Adventures in descriptive game titles.
I'm no novice to the world of swords and sorcery. I've played the old standards, from Gauntlet to Diablo. Dungeon Explorer is a game in the same vein as these titles, but manages to be more generic than its highly generic name. When I received my copy my initial thought was, "This box smells like paint thinner." That was a pretty prophetic scent.
Back in 1989, Hudson released "Dungeon Explorer" on the TurboGrafx-16. A class-based hack-and-slash, it borrowed heavily from games like Gauntlet. The player crawled through dungeons, killed monsters, and defeated bosses. While Dungeon Explorer: Warriors of Ancient Arts is made by Hudson, the two titles aren't really related. The new Dungeon Explorer is best described as a rousing game of "stop me if you've heard this before."
Its story is very generic. In a land formerly inhabited by a magical civilization, a dark alliance of a nobleman, a necromancer, and a general seek to awaken a long-imprisoned evil god. Their goal is to unseat the king and eventually dominate the world. Realistically, the story is a non-issue. Pretty much all of the Dungeon Explorer's enjoyment comes from fighting, so the lack of creativity is forgivable.
As anyone could guess from the title, in Dungeon Explorer you explore dungeons (in fact, this game sports one of the strangest "final boss" monologues out there, during which the embodiment of evil repeatedly refers to your character as "The Dungeon Explorer"). I suppose the game could be more aptly named if it were called "Go into caves, ruins, and other dark places in order to hit things with a weapon”, but that's the gameplay in a nutshell.

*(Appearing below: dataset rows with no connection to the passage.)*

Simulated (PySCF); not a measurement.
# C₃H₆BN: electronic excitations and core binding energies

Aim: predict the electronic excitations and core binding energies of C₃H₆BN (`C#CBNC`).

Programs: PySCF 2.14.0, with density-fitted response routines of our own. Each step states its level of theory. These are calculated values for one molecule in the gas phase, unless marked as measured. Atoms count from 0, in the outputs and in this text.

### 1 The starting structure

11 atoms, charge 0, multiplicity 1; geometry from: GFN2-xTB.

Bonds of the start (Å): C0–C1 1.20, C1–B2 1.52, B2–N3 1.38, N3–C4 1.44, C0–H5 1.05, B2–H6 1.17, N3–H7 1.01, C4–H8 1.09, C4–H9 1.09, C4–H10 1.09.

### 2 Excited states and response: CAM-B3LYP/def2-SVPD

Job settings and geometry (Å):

Your style of combat is based on your race and class, chosen at the beginning of the game. You can be an Oros (a race of mountain hunters and herders), Taratta (female travelers who have armor that doesn't seem to offer much protection), or Emporos (they get guns). Your class choices are the same regardless of race; you can be a hunter, warrior, or mage. However, the classes are armed differently depending on the race of the character. For example: an Oros hunter gets a bow, a Taratta hunter gets a boomerang, and an Emporos hunter gets a gun.
The game's combat sports a lot of the same mindless fun of other hack and slash titles. Press A: things die. It's simple, but by and large it works. There is a fair amount of magic (called "Arts") available to shake things up, and special attacks are executed by waiting for your attack gauge to charge. The other face buttons are mapped to items and spells. There is a lock-on system, but it seemingly does nothing; just because you're locked-on doesn't mean that your attack will hit, or that you're even facing the right direction. Still, combat is reasonably well-executed.
While the inventory management system is useful, the mapping isn't always perfect. It doesn't pause while you pick the item you want, and you can only set nine of any item at one time. If you use nine potions, even if you have fifty in reserve you still have to go into the menu and equip nine more. Menus also shun the touchscreen; while not a huge issue, it would have been useful when assigning items. It can be annoying moving from the D-Pad to the touchscreen, but players should have the option to switch between them nonetheless.
As you kill enemies you collect experience. With each level you are awarded stat points that you can assign to a stat of your choice. The game rewards you for assigning them correctly, and punishes you if you don’t. Putting all your points into vitality when you're a hunter makes the game practically impossible, whereas doing so for a warrior will lead to a powerful character.
In an attempt to differentiate itself from some of its hack-and-slash predecessors (or perhaps to make up for the fact that the main quest is only single-player), Dungeon Explorer introduces "robots" to serve as your backup. You can equip your robot with various upgrades, and eventually take it to a shrine in order to transform it into a more powerful form. The robot mechanic is somewhat unnecessary because your robotic buddies never seem to offer much in the way of help. Against regular enemies they generally just hover around and fire off shots into the darkness; when you do reach the boss, they tend to get themselves killed without offering much in the way of aid. I eventually stopped buying them and it didn't really seem to make a difference.
The graphics and art are ho-hum. Many of the monsters look the same; as per hack-and-slash tradition, a brown wolf is easy to kill but a green wolf means you're a dead man. The dungeons are all shades of gray, brown, and the occasional green and purple. The character models lack any real detail and the game's bosses lack the size or design to inspire dread.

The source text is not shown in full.